Three-quarters of the organisations that employ a data protection officer are unprepared for an important change in privacy law.
A survey of 40 data protection staff by training provider Keep IT Legal has found that only 27% had completed a full data audit, including manual systems, as required by the latest Data Protection Act.
Employers have had to audit the type, location and uses of computer data for years. The inclusion of manual systems is one of a series of changes that most organisations have to comply with by 24 October 2001.
The 2001 deadline applies to those that were already handling personal data on 24 October 1998.Anybody setting up since then has to comply immediately.
The survey, conducted after a specialist conference, found that three-quarters of the data protection officers had computer-related jobs on top of their privacy roles. On average, only a third of the specified officer's role was spent on data protection.
Ian Burkland, managing director of Keep IT Legal, said, "There is no way that anyone who hasn't carried out a full data audit can comply with the new legislation and yet 94% of respondents claimed they would be ready in time for the 2001 deadline.
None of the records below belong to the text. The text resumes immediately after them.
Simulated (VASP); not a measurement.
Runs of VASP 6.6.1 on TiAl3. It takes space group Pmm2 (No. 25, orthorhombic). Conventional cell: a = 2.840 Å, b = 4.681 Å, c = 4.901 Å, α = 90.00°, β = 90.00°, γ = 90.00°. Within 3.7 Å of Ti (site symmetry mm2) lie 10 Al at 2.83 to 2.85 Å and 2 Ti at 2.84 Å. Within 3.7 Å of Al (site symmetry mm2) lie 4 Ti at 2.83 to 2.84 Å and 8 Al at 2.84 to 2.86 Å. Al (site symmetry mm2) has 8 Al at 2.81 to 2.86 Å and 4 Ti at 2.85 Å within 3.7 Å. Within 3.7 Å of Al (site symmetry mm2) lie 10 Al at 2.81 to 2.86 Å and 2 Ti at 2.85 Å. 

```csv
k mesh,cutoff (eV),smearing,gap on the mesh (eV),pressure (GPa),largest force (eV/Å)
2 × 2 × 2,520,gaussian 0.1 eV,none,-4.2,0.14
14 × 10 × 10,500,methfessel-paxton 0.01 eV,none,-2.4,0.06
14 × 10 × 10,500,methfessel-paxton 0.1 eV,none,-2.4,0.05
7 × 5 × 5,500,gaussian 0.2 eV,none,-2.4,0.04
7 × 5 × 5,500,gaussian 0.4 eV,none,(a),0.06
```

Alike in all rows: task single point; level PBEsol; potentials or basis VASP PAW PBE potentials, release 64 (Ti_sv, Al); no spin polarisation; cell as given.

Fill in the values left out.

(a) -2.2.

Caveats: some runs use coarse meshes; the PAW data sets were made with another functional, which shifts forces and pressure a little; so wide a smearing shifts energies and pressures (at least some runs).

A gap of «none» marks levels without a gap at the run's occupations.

"The fact that most data protection roles are still in computing means that either IT staff will have to get involved in the rest of the organisation, or manual systems will fall by the wayside."
Jonathan Bamford, assistant data protection commissioner, said that the Data Protection Commission was working on guidance on data audits that would be available by this autumn.
"We will have no sympathy for people that wait until 24 October 2001 to begin work on data audits," Bamford said.